Would you believe me if I said I had not seen a single production by David Lynch until I started trying to watch Twin Peaks occasionally on Netflix Instant? In fact, the closest I had even gotten to a Lynch film was purchasing the soundtrack to Lost Highway in middle school because it has that one Nine Inch Nails song that I didn’t hate. Wonderful choices all around.

So, as we approached Noir Week on Flixist, I knew it was time to fix this. Thus came Mulholland Drive, of which I knew little outside of its inclusion of weirdness and lesbian love. Luckily, I found much more in the film than these two qualities, but even today my mind struggles to put them together, and I’m left to piece together not only the film but my own thoughts.

Losing my virginity is an appropriate title to this particular exploration of Mulholland Drive, as this film thoroughly f*cked my mind.

Mulholland Rita

Anyone who has already viewed Mulholland Drive knows how little sense much of the film makes. It’s a fact that there are multiple scenes that go nowhere, and characters that really don’t have a place in the overall story. This is a film that consistently feels like multiple films crammed together into one, or perhaps a television show that was forced to become a movie.

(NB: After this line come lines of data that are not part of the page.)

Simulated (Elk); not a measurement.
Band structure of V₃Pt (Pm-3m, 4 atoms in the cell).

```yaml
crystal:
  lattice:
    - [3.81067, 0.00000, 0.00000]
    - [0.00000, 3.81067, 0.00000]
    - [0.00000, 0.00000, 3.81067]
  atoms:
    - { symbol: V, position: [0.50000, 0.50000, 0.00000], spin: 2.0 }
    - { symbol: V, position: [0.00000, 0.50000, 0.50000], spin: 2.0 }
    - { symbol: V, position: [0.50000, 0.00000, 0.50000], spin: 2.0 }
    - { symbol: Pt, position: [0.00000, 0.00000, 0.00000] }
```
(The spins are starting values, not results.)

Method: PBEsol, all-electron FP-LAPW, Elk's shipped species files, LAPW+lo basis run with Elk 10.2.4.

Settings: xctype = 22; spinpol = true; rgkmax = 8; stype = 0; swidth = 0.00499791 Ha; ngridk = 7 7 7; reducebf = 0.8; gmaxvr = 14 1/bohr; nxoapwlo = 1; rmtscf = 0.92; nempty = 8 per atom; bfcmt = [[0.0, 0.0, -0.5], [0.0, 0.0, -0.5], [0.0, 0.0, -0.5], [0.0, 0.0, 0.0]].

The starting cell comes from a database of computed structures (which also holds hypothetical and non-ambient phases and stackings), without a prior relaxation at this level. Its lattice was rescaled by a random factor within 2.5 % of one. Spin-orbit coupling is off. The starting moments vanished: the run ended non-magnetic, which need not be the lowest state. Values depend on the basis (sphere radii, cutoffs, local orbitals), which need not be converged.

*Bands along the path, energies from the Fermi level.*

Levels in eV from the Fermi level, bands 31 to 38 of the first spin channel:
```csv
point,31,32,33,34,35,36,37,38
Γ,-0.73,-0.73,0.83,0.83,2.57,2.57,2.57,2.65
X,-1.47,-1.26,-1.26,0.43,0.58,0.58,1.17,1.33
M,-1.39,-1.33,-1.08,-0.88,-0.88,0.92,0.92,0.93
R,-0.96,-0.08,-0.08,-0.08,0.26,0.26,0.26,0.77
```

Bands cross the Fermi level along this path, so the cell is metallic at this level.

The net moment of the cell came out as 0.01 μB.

Oh, wait, it actually is a television show that was forced to become a movie? Indeed, the first realization of the film was a television pilot that ended up being rejected entirely. While unaware of this while watching, even this small factoid provides insight into exactly what we can take away from the film and exactly how impressive it is that it makes sense at all. Imagine all of the dead-end plot threads of a television show like, say, LOST. It’s a wonder that Lynch found a way to make the film comprehensible at all.

Remarkably, I found the basic plot of the film to be entirely comprehensible, though often mired by some overly cryptic symbolism and red herrings. When broken down to its most basic elements, it’s a simple tale of a woman’s journey into Hollywood and the havoc it unleashed upon her life and her mind. Diane (Naomi Watts) longs for her big break and only finds success by proxy, an outsider watching another person find that same life that she has always wanted. She also happens to be in love with the woman whose career she covets, which is never a good thing. Her failures pile up, her depression worsens, and we move toward the film’s conclusion.

The funny part about this film, however, is that the story I just summarized really only plays out in the film’s final thirty-or-so minutes. The rest of the film presents a story that does not exist, an illusion that plays out as fiction within the greater fiction that is the film’s “true events.” It is here where we find those plot threads that lead us astray, serving on a plot level to promote a sense of surrealism and essentially lead us away from the truth.

Mulholland bushes

The fact that the fantasy story of Mulholland Drive can be interpreted to have never happened should not reduce its value, as its effect upon the overall plot is perhaps greater than those final scenes. While the mystery of the car accident is not a mystery worth solving, the journey taken by the characters reveals a world that we long for by the end of the film. We pity Diane for her weakness and failure and hate Camilla for her coldness and undeserved success, and without seeing the talented and upbeat Betty and the fragile Rita, Mulholland Drive would simply tell the story of a whiny girl who loved a bitchy idiot.

Still, there are many faults to find with the way mystery and absurdity are presented in the film’s first half. Minor characters come and go and are almost always unsatisfying in their role in the story. The cowboy is especially ridiculous, and while theories can be thrown to and fro regarding who the cowboy is and what his presence means, they’re all lacking. And the old couple at the end? Sure, maybe it means something, maybe it’s a totally deep and brilliant representation of her parent’s disappointment of their daughter’s life, but it’s all just a little too ridiculous to support microanalysis. Much of the movie just doesn’t make sense, or even work, but we have to deal with that.

Many connections must be made to film noir (as well as other film styles and Hollywood in general) in order to really understand the film. In many cases, I think references to other film styles and genres were thrown in simply for the sake of throwing them in, to show Hollywood as it was and as it is. It most certainly has its dark moments, and the beginning “mystery” is as classic noir as they come. But in many ways, noir can be seen as a red herring for the film, as the noir elements are just another illusion — another element of Hollywood that Diane longs to be a part of but can never realize. She’ll never be the leading lady, the femme fatale, or the damsel in distress (at least not the kind of distress one can be saved from). 

Mulholland Monster

To me, it seems that Lynch wants to say that all of the film is fantasy, and some of it just appears more fantastical than the rest. But it’s all an illusion. Just as Betty and Rita sit crying while they watch a woman sing a beautiful song only to find out she wasn’t singing at all, we sit down for something like Mulholland Drive to discover how it makes us feel. How does this illusion affect us, and do we enjoy it?

For me, the answer is a resounding yes, and even if I don’t find it to be a perfect story, film, or experience, it’s a wonderful illusion that is hard to force from your mind.

Overall Score: 8.35 – Great. (Movies that score between 8.00 and 8.50 are great representations of their genre that everyone should see in theaters on opening night.)